Beth McKenty moved to Iqaluit in 1999 to fulfill a pledge, made 45 years earlier, to devote part of her life to reducing youth suicide.
Within two weeks of arriving she had begun a project to help children build self-esteem by exploring their creativity. The Arctic Youth Art Initiative has since grown to involve hundreds of children.
McKenty’s efforts were acknowledged this month when Governor General Michaelle Jean announced the recipients of the Caring Canadian Awards. Created in 1996 by former Governor General Romeo LeBlanc, the award is presented to individuals and groups whose unpaid, voluntary contributions over a number of years provide extraordinary help or care to people in their community.
It has been a long and often surprising road for Beth McKenty from her birthplace of Snowflake, Manitoba to Iqaluit. In addition to several decades in Wisconsin, where she worked as a freelance journalist and raised a family, McKenty has lived in Japan, China and Russia, not to mention teaching at the Navajo College at Tsaile, Arizona.
“I started out on a farm in Manitoba, one of seven children. My father was from pioneer stock and a veteran who served at Vimy Ridge. My mother, a nurse, was an Icelandic immigrant. We grew up in a home with an openness to the whole world.
“In 1954, my younger brother took his own life. One way I dealt with the anguish was to make a promise to myself that some day, somehow, I would do something to help reduce youth suicide.”

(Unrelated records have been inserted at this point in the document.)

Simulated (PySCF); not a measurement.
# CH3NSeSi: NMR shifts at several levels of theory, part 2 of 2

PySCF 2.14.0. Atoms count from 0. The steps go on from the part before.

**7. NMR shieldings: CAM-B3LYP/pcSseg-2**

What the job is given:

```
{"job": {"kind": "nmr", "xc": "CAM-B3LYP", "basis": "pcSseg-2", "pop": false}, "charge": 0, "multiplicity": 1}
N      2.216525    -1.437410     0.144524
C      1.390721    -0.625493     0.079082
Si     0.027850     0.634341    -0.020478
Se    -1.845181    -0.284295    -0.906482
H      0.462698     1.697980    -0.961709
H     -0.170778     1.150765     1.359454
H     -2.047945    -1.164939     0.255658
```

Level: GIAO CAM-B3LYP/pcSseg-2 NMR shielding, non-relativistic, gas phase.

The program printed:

It was the day of her brother’s funeral that McKenty first heard of the Baha’i Faith. As she learned of Baha’u’llah’s world-embracing principle of unity, she felt it matched the values she had grown up with. A life of Baha’i activity followed.
“I was so busy and the years went by, but my plan always included fulfilling my promise to my brother. Then in 1999, two things happened simultaneously. I read that the rate of youth suicide in newly formed Nunavut was seven times the Canadian average. Around the same time, I attended the Baha’i National Convention in Montreal where I learned of opportunities for service in the Arctic. Here was my chance.”
By October, McKenty had moved into the Baha’i House in Iqaluit.
“I came with a purpose but didn’t have a method. Earlier, I had had my own artist’s studio for two years and had brought my paints with me to Iqaluit. Two weeks after getting there, I heard some strange sounds and discovered two boys trying to throw stones over the house, but missing. I opened the door and asked if they’d like to come in for hot chocolate.
“Since I’d been painting, I asked them if they would like to paint, too. I explained that with red, yellow and blue they could mix any colour, except white. They were shy, but accepted. I was astounded at what they could paint. Their work was so northern. The wonderful heritage of the Inuit was evident in these children. They returned later with one or two friends. That’s how this project began.
“I never really instructed these children. I just facilitated by providing a space and good quality materials. In addition to the painting, the children enjoy games, prizes, lunch and occasional “multiple” birthday parties.”
.Although it’s located in the Baha’i House, this project is entirely separate from Baha’i gatherings and is offered as a service to the community. Little by little, a special format developed with greeting time followed by preparation of palettes, brushes, paper and paint for each child.
“I soon learned,” McKenty recalls, “that it matters to give exactly the same amount of materials to each child as they intently watch the preparation. I ask for six or seven minutes of silence at the beginning of painting. I’ve learned talking disturbs the creative moment. Often, silence continues a long time as the young artists become absorbed in what they are creating.”
Gradually more kids came, bringing their friends. Today, the Saturday morning workshops still average five to 20 participants, from four to fourteen years of age.
“There are many benefits to the project beyond the art. It is also important that children make friends here. A child who has been very unpopular with others can produce something unusual or very beautiful; this changes the others’ feelings and the child’s sense of worth.
“I can’t say for sure that as an adult they won’t take their lives, but I know there is a much less chance of it if they have become proud of their work, give and receive praise and learn more about human relationships.
“My experience shows me that every human being is an artist. When we recognize it, it helps inform us about our own soul”
The Arctic Youth Art Initiative has steadily expanded, including visits to schools. With the support of other individuals and organizations, workshops have been held in eight other settlements in Nunavut, including the two most northerly, Resolute and Grise Fiord. Participants’ work has also been shown in the Nunavut Legislature, in Iqaluit’s Nunatta Sanukkataangit Museum, as well as the Glenbow Museum in Calgary and the Marion Scott Inuit Art Gallery in Vancouver.
Two specially gifted young artists are being given two weeks of individualized instruction and visits to galleries and museums by the Ottawa School of Art this summer in recognition of the eight years they have regularly come to the workshops.
“Life is so rich for me as a Baha’i,” says McKenty. “I have learned to look at each human being, quite literally, as family. My hope is that this is part of what children feel here, that we are really united in what we are doing, that I am not a teacher from a different place, just a friend.
“It was overwhelming to me, returning two years ago from the funeral of my son Jack Jr. in Los Angeles, to answer the doorbell and find an enormous basket of orchids and lilies delivered with a note from ‘your friends, the taxi drivers of Iqaluit.’ Although this project is aimed at children, apparently it has reached other hearts and my own continues to be educated by this privilege of living and working in Iqaluit.”